Having just moved back to MA from 20 years in Southern California, I'm not looking forward to wintertime Skoolie life. Everyone marvels at how rust free my bus is, but I have a feeling that's not going to last long around here. Any advice on how best to get a 20 foot long, 7 foot wide, 9 foot tall short skoolie through the winter in fine shape? Here are some specific questions but anything you can tell me would be great.

1) Is there any kind of clear coat-type treatment or exterior weatherizing I should do?

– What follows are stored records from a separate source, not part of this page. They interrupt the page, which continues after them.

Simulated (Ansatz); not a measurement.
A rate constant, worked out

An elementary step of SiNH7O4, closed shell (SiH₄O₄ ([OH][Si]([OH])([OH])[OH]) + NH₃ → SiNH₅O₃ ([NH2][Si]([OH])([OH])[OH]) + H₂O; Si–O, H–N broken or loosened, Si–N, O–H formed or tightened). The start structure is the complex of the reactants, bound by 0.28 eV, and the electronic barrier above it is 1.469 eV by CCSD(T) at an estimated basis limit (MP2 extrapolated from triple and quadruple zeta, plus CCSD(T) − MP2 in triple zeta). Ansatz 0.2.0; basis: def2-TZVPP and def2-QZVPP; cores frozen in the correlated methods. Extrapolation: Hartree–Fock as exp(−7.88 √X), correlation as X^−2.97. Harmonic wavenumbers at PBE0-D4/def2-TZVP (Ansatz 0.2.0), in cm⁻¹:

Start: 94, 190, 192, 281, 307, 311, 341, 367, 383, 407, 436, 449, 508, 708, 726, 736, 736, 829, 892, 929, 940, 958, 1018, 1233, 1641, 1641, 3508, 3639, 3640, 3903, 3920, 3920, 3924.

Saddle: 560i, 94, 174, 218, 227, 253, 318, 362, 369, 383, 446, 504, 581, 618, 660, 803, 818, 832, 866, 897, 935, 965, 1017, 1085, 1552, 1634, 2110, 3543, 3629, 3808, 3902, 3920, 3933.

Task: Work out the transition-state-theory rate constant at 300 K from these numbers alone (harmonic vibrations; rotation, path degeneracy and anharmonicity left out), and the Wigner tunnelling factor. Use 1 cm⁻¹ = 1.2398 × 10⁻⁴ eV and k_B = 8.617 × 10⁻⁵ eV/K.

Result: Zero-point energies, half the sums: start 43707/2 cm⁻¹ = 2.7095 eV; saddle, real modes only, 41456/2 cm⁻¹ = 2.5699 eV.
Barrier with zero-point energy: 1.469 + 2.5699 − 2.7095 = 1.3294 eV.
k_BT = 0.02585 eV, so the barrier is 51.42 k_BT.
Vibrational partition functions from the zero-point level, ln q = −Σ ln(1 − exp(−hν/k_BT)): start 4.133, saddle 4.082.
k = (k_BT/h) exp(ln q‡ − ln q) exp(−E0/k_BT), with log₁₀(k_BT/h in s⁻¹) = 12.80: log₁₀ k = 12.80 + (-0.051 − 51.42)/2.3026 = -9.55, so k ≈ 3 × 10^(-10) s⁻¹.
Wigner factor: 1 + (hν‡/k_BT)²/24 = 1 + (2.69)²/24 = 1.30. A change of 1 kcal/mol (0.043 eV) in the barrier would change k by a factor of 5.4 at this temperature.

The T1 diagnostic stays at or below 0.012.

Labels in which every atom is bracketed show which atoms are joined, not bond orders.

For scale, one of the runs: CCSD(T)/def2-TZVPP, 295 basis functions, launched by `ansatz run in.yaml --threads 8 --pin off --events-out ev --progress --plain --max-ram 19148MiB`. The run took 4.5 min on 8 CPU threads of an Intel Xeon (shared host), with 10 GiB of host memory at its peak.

2) I'm assuming I'm going to need a block heater or something. Any suggestions on this? My diesel bus is 27 years old and not a super great starter in normal circumstances; have never had to start it in super cold. I had previously thought about getting one of those diesel heaters that warms up the cab and also preheats the engine. Has anyone ever tried one of these? Here's a link to a cheap one on eBay: https://www.ebay.com/itm/12V-5KW-Air...aff8:rk:1:pf:0

3) I only have a driveway, not a garage, to park in. I'm hesitant to get some kind of canopy because of truck height and because in the reviews of most of the ones I can afford I see a lot of wind damage occurring. Does any one have one of these, do they have to jack up the height, and how do they hold up? I'm talking about cheap ones, a couple hundred bucks at most. If this isn't workable, is there any kind of tarp or cover I can just put right onto the vehicle itself instead of a structure to sit up above it?

4) Do I need snow tires? I have a vague memory of changing tires in the winter but honestly know nothing about it.

5) What do I need to know, that I DON'T know?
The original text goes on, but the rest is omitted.